Then we see The Room. Johnny (Wiseau) arrives home to give his fiancee, Lisa, a gift, wrapped in leopard-print paper.

“Don’t open it. There’s a leopard in the box!”

Wiseau speaks with an accent I can’t quite place, and delivers every line in an offhandedly hurried manner, as though he is compelled to speak, but doesn’t quite believe himself. Lisa opens the box to reveal a red dress. As she is admiring it, Denny, the next-door neighbor kid, played by an actor in his thirties, enters.

“Hi, Denny!”
greets the audience.

The three talk for a bit, and then Lisa and Johnny excuse themselves to the bedroom, leaving Denny downstairs.

“Follow them!” suggests the audience.

Denny sneaks upstairs and leers at the lovers until he is discovered, at which time the three have a pillowfight and Johnny tells Denny he has to go.

“Bye, Denny!”

Denny will later be threatened by a drug dealer and confess his love of Lisa to Johnny, who will shrug it off, as he does all basic sensory input, since it will not yet be time for Johnny to become concerned about Lisa’s fidelity. But, before that happens, we get to watch a really uncomfortable and unnecessarily long sex scene. The audience groans louder and louder as the actors, neither of whom is particularly pleasing to the eye, thrust in an unnatural manner.

“Oh, yeah. Just like that. I love it in my bellybutton!”

The scene finally ends, and I foolishly relax, since I don’t know that there will be a reprise of it later. And not just another sex scene, but the same scene, literally, shot from slightly different angles, will be used later.

And there’s much, much more. A few highlights.

The morning after, the alarm clock begins to beep. It’s partly covered by a sheet, so we can only ever see the minutes.

“Wake up, wake up. It’s twenty-eight!”

There are certain discrepancies between the script and the shot. At the pivotal scene of betrayal, the easily beguiled seductee Mark remarks on the romantic setup, not in evidence:

Mark: “The candles…”
“What candles?!”
Mark: “…the music…”
“What music?!”
Mark: “…the sexy dress.”
“What sexy dress?!”

In fact, the script doesn’t even manage to be internally consistent. Early in the movie, the lovers are said to have been together for five years (“seven!” corrects the audience), but at the end the characters repeatedly say they have been together for “seven years”, each time, again, helpfully corrected by the audience (“five!”). Last night’s showing was the fifth anniversary, so when the curtain dropped, chants of “Five more years!” abruptly changed, midstream, to “Seven more years!”

Spoons. The apartment is mysteriously decorated with pictures of spoons. Any time a spoon is in the shot, the audience shouts “Spoon!” and people throw spoons in the air.

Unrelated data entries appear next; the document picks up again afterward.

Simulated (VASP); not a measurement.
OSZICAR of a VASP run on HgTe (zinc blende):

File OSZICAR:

There are several scenes in which the characters toss a football back and forth. Not, like, go outside and play catch, but gently toss, underhanded, a football back and forth over a few feet. Whenever this happens, people who have brought footballs to the theater stand up and play catch with people who are a few seats away

“Careful, don’t go too far. Yeah, ok, toss it back now.”

But the best part of the night was, when Robyn is onscreen, and the guy sitting next to me, not knowing that she’s sitting three seats away, shouts

“Why does the only hot chick not get naked?!”